Add storybook analysis tool

hamdaankhalid · hamdaankhalid · commit a07c31f9b61e · 2022-09-19T14:58:21.000-07:00
diff --git a/exploratory-data-analysis.md b/exploratory-data-analysis.md
@@ -27,7 +27,7 @@ Another reason for weighted mean use if when the data collected does not equally
 
 - Median is considered robust because it only accounts for the middle value in the dataset, no matter how high or low the extreme values will be the element ordering does not change and hence not get affected by the extreme values on both ends. The weighted median is also robust for similar reasons.
 
-- A common choice for robust metrics are medians and trimmed mean. A common choice percent of trimming for mean is the top and bottom 10%. The trimmed meanis often thought of as the compromise between median and the mean, since it is robust to extreme values is the data but uses more data to calculate the estimate for location.

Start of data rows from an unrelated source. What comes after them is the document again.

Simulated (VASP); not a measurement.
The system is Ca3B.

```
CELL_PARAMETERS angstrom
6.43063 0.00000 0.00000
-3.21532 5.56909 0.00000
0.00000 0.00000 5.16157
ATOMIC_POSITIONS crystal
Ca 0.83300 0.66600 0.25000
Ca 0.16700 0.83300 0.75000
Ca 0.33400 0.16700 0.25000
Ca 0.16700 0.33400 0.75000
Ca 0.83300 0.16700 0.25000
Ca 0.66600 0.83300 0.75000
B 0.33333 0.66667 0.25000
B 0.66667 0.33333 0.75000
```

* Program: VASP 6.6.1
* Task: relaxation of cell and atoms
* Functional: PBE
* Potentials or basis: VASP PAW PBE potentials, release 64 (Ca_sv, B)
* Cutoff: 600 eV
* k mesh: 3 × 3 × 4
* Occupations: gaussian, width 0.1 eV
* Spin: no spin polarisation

+- A common choice for robust metrics are medians and trimmed mean. A common choice percent of trimming for mean is the top and bottom 10%. The trimmed mean is often thought of as the compromise between median and the mean, since it is robust to extreme values is the data but uses more data to calculate the estimate for location.
 
 ## Variabililty and Estimates for Variability
 - Another dimension to explore your dataset/features is the variability/dispersion/how tightly coupled or spread out the values are.
diff --git a/projects/storybook/Makefile b/projects/storybook/Makefile
diff --git a/projects/storybook/readme.md b/projects/storybook/readme.md
@@ -0,0 +1,24 @@
+# Storybook
+
+- A cpp based library that lets you do non visual exploratory data analysis on a given csv file with non categorical variables.
+
+## Features
+Given a dataset give a summary of the following:
+- Location Estimates
+  - Mean/AVG (Sum of vals divided by number of vals).
+  - Median/50th percentile (The value such that one half od the data lies below it)
+  - Percentile/Quantile (The value such that P percent of the data lies below it)
+  - Trimmed Mean/Truncated mean (Mean after dropping a fixed number of extreme values)
+  
+- Variability
+  - Deviations/errors/residuals: The difference between observed values and the estimate of location.
+  - Variance/mean-squared-error: Sum of squared deviations from the mean divided by n - 1 where n is the number of data values.
+  - Standard Deviation: Square root of variance.
+  - Mean Absolute Deviation/L1 Norm/Manhattan Norm: Mean of absolute values of the deviations from the mean.
+  - Range: Difference between largest and smallest value in a dataset.
+  - Order Statistics / Rank: Metrics based on the data values sorted from largest ti smallest.
+  - Percentile: Percentile/Quantile (The value such that P percent of the data lies below it).
+  - Interquartile Range/IQR: Difference between 75th percentile and 25th percentile.
+
+- Correlation
+  - Pearson's correlation coefficient amongst the numerical columns.
diff --git a/projects/storybook/src/main.cpp b/projects/storybook/src/main.cpp
@@ -0,0 +1,3 @@
+int main() {
+  return 0;
+}